The Crowd Cheers—and So Does the Cast
While the everyday grind of professional football is being discussed at the public library this evening, the Shubert is bringing in Bring It On, about the hardships of being a cheerleader. The stage musical (co-written Wesleyan grad Lin-Manuel Miranda of In the Heights fame, Avenue Q scribe Jeff Whitty, Next to Normal composer Tom Kitt and singer/songwriter Amanda Green) is based on the popular film series. The high-kickin’ show’s in town for four performances: tonight at 7:30 p.m., Friday at 8 p.m. and Saturday at 2 & 8 p.m. It’s the first stop on a brand new Bring It On national tour. 247 College St. $15-$100.
Friday, Jan. 17
The Past is Prologue
The Yale Cabaret, the indispensible underground theater run by Yale School of Drama students, opens its spring semester with the U.S. premiere of one of British playwright Edward Bond’s three so-called “Chair Plays,” Have I None. The political drama is set in 2077 and literally explores that old saying “Those who ignore the past are doomed to repeat it,” by showing us a world where all personal papers and documents have been abolished. Four performances remain: tonight and Saturday at both 8 & 11 p.m. Come early for drinks and food service. Tickets are $20, $10 for students, or you can get a nine-ticket “Flex Pass” for just $90. 217 Park St. (203) 432-1566.

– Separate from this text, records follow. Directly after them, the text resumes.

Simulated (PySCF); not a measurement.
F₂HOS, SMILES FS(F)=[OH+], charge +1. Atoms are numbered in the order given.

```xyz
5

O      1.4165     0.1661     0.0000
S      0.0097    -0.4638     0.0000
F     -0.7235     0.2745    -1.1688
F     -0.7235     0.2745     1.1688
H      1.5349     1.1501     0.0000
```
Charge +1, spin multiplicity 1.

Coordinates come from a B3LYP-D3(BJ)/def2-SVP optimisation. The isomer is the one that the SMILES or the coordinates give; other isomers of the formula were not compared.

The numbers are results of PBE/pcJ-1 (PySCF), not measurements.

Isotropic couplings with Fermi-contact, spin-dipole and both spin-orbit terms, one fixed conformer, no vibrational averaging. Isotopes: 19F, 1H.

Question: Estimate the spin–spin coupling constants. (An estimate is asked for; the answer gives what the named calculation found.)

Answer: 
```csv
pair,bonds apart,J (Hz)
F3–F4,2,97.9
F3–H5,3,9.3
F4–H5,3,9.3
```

Treasured local folk/jam ensemble Goodnight Blue Moon has a new album out, A Girl I Never Met, and is celebrating with a release party at Café Nine. Two kindred alternafolk acts, Oh, Cassius (the duo of Meredith DiMenna and John Torres) and the bluegrass collective Milksop: Unsung open the 9 p.m. show. $8, $6 in advance. (203) 789-8281.
Saturday, Jan. 18
Yale Aut Gallery
The Yale Art Gallery (1080 Chapel St.) has a special free program from 10:30 a.m. to noon for “families with children between the ages of five and twelve who are on the autism spectrum.” The event is cleverly titled “Exploring Artism,” and registration is required. (203) 432-2800.
Today brings another book discussion at New Haven Free Public Library, but this time the author is long deceased. Saul Kreas was born Russian when it was still led by a Czar, witnessed the revolution there and, upon moving to New Haven, became active in the U.S. labor movement. Joelle Fishman, who edited and helped publish the book in 1977, discusses Kreas’ memoir My Life and Struggle for a Better World: A World Without Exploitation of Man by Man. 2 p.m. 133 Elm St.; 203-946-8835.
Sunday, Jan. 19
Another View of the Mountaintop
The Martin Luther King Jr. holiday is tomorrow, but the Yale Peabody Museum of Natural History always goes all-out at this time of year, devoting both Sunday and Monday to myriad events in honor of Rev. King’s “legacy of environmental and social justice.” Today’s events run from noon to 4:30 p.m. and include: performances by the Neighborhood Music School Premier Jazz Ensemble (1 p.m.), the African Arawak Connection (2 p.m.), Hamden Academy of Dance & Music (3 p.m.) and Kouffin Kanecke Company (3:45 p.m.); talks on “Teen Involvement in Food Justice” (12:30 p.m.) and “Forging a Path to Preserving a Sustainable Planet” (4 p.m.); storytelling with Karen Johnson (12:45 p.m.), Joy Donaldson (1:45 p.m.) and Waltrina Kirkland Mullins (2:45 p.m.); and numerous info tables and special activities. The museum waives its admission fee on these special days. 170 Whitney Ave.